With all that said, let’s look at the constituencies, county-by-county and try to put some estimates against how many TDs each party could end up with. Each entry has a graph depicting quotas for the new constituencies for each party. These quotas were obtained by counting the total first perference votes for each party across the LGAs that compose the constituency and converting that into a quota, given the number of TDs for each area. For reference we note the LGAs that the constituencies are composed of. For the sake of brevity we’ll only note the notable outcomes.

While they’re not a county per-se, we’ll start with the Belfast Constituencies.


Belfast North LGAs: Macedon, Glengormley Urban, Oldpark, Castle (4 TDs)

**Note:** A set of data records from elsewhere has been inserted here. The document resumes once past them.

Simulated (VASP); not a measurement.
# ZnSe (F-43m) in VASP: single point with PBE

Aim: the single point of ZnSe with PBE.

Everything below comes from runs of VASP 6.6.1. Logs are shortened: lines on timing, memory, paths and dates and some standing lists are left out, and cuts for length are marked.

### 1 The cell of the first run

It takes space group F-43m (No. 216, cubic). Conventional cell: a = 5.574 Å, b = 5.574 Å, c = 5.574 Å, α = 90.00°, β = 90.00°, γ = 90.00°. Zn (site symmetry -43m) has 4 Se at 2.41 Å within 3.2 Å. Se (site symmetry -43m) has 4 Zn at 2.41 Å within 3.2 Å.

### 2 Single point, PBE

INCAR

Belfast East LGAs: Titanic, Lisnasharragh, Ormiston, Castlereagh East (5 TDs)

Belfast South LGAs: Botanic, Castlereagh South, Balmoral (4 TDs)

Belfast West LGAs: Court, Black Mountain, Collin (4 TDs)

In the North of the city it looks like, after the SDLP candidate is eliminated, SF’s second TD should be elected. However, it’s unlikely that the DUP will be able to get a second once the UP and TUV votes are redistributed. It’s possible that Alliance could either secure enough votes to meet quota or be the last party standing.

The last party in the East of the city is a toss up, but I think the Ulster Party will stick around long enough to get elected under quota.

In Belfast South we can expect a diverse range of TDs, which is appropriate for the area. It looks like the UP and Greens don’t have enough to take them over the line and the other parties are too evenly matched to take more than one seat each.

In Belfast West the Unionist vote is likely to be too small to secure even a single TD, so if Alliance can avoid early elimination, they are likely candidates for the last seat.

Predicted Results:

Belfast North: 2 SF, 1 DUP, 1 Alliance

Belfast East: Results: 2 DUP, 2 Alliance, 1 UP

Belfast South: 1 SF, 1 DUP, 1 Alliance, 1 SDLP

Belfast West: 3 SF, 1 Alliance


Fermanagh LGAs: Erne North, Erne West, Erne East, Enniskillen (3 TDs)

Sorting out our only single consituency county might take a while. There should be just enough to get 2 SF TDs in and the Unionist TD looks more likely to be UP than DUP here.

Predicted Results: SF 2, UP 1


Tyrone West LGAs: Derg, Sperrin, Mid Tyrone, Omagh, West Tyrone (4 TDs)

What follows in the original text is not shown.